1. Introduction
A palindrome is a sequence of characters that reads the same backwards as forwards. In other words, if we reverse the sequence of the characters, we obtain the same string.
In this tutorial, we’ll dive through the techniques we can use in counting the minimum number of adjacent swaps needed to make a string a palindrome.
First, we’ll define the problem and provide two examples to explain it. Then, we’ll look at the performance metrics of each technique to acquaint ourselves with the best strategy when we face this problem or a similar one.
2. Problem Statement
Given a string input, the task is to compute the minimum number of adjacent swaps needed to convert it into a palindrome. If it’s not possible to rearrange the string into a palindromic form, we return -1 as the output of the function invocation.

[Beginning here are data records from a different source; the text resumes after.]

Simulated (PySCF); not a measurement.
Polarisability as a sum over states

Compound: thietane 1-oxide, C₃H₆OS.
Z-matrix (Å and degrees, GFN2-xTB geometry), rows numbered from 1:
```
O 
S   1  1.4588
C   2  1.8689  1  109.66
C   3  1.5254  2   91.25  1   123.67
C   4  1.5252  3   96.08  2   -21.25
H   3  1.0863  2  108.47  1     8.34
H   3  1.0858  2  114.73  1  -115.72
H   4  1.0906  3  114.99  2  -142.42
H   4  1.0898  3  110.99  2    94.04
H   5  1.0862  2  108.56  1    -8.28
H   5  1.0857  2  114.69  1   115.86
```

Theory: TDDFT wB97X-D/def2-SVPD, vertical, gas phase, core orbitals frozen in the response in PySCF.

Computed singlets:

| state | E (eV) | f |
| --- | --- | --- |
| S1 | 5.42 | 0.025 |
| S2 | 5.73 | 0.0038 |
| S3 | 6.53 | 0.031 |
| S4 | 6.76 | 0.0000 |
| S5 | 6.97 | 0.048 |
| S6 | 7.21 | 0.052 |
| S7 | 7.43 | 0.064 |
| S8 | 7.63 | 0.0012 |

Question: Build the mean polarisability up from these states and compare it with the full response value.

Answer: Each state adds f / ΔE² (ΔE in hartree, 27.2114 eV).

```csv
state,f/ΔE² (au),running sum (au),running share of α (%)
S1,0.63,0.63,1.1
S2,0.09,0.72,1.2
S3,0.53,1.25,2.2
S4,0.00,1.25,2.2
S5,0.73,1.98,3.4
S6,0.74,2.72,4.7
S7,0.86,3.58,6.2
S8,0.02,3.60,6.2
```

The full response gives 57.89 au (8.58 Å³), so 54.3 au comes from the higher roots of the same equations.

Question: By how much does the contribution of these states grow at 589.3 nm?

Let’s consider the string “adaccd” as our example.
This string isn’t a palindrome because it doesn’t read the same forwards as backwards. To transform it to its palindromic form which is “adccda”, we’ll have to swap and rearrange some of its characters:
Another example is “aabcb” which isn’t yet in its palindromic form because the characters don’t read the same forwards as backwards. By rearranging and swapping the characters, we can form “abcba” which reads the same forwards as backwards:
Let’s go through the possible techniques we can use in computing the minimum number of adjacent swaps needed to convert a string into a palindrome.
3. Brute Force Approach
Let’s first discuss the naive approach. After that, we’ll look at a better and more optimized technique.
3.1. Theoretical Idea
The naive approach checks all possible permutations of the string to determine if any permutation forms a palindrome and calculates the minimum number of swaps needed to produce it.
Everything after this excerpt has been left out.